Recommend a repo:


Thanks for your brilliant book on deep learning.
I have a question and one suggestion.

As it’s shown in the image above (1st and 2nd lines), ‘z’ is a random variable, but why one is in small case and the other one is capital?

I recommend you to use the word ‘given’ instead of vertical line as shown in 3nd line of the image, because you did not defined vertical line (|) yet.

Hey @Aaron, thanks for the suggestion. The capital one should be the right one. Can I know where is the first line coming from? (I will go in to fix it!)

As the the vertical line, it is the math writing standard (and most people prefer concise than complicated, right? :wink: )

1 Like

Hi @goldpiggy , You are right. :sweat_smile: Thanks for your reply

Release: 0.16.6
Page: 14
Section: Probability and Information Theory


Notation, Set Theory, A∖B : set subtraction of B from A (contains only those elements of A that do not belong to B ). I don’t understand the “do not belong to B” part. For example, if A is a set containing “fish”, “dog” and B contains “fish”, “cat” is the result of A \ B simply “dog”? I.e., is it just removing items from A that both A and B have? If that is not correct then I don’t understand what “not belong to B” means. Thanks. All the rest of the notation I think I can grasp. Well done!
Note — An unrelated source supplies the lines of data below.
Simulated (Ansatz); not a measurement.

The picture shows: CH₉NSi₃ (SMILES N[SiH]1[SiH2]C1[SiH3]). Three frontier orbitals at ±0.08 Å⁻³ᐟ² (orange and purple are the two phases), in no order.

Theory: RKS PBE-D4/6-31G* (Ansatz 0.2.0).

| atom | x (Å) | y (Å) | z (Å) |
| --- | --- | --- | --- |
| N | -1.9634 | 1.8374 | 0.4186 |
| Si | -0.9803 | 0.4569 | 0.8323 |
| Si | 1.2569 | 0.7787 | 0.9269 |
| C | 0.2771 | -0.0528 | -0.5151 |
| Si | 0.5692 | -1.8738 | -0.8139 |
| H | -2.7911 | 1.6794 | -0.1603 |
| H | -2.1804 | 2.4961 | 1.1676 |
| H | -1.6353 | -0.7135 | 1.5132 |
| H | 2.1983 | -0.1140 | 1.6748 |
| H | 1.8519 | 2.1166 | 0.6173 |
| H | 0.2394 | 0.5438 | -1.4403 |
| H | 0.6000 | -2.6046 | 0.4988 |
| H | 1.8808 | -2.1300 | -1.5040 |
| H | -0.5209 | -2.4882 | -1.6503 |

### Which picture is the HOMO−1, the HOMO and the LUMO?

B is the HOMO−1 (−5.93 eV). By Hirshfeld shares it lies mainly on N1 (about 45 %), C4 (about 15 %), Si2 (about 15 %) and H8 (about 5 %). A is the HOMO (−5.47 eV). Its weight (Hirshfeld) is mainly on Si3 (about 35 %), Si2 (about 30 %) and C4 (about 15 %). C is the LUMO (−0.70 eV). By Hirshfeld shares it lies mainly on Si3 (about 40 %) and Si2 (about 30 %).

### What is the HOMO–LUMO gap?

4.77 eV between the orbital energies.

From what I understand. Set Subtraction is a way of changing a set by removing elements belonging to another set.
e.g. The set A − B or A \ B consists of elements that are in A but not in B. If A = {1,2,3} and B = {3,5}, then A − B = {1,2}.
So for your example A = {“Fish”, “Dog”} and B = {“Fish”}. So A \ B = {“Fish”}.

I just started reading your document. Thanks for making it available.

At bottom of page 14, it is written
“P(X | Y ): the conditional probability distribution of X given Y”

Notice that “P” is a probability measure and “X” and “Y” are random variables. For sets A and B, the notation P(A|B) is usual, however for random variables we do not typically write in this way, since random variables are measurable functions. The notation P(X \in A) actually represents P( X^{-1} (A) ) and P(X \in A | Y \in B) = P( X^{-1} (A) \cap Y^{-1}(B))/ P(Y^{-1}(B) ), provided that P(Y^{-1}(B))>0. Observe that X^{-1}(A) and Y^{-1}(B) are sets, but the objects X and Y are functions. Furthermore, the notation “X=x” represents the set X^{-1}( {x} )

The notation in the text is too informal and imprecise to represent conditional probabilities of random variables. Although, it is employed by some books and papers, formally speaking, this notation is wrong.

I recommend

  1. “P(X=x | Y=y ): the conditional probability to the event where random variable X takes value x given that Y has taken value y”


  1. “P(X \in B | Y \in A): the conditional probability to the event where random variable X takes values in B given that Y has taken a value in A”

Alexandre Patriota,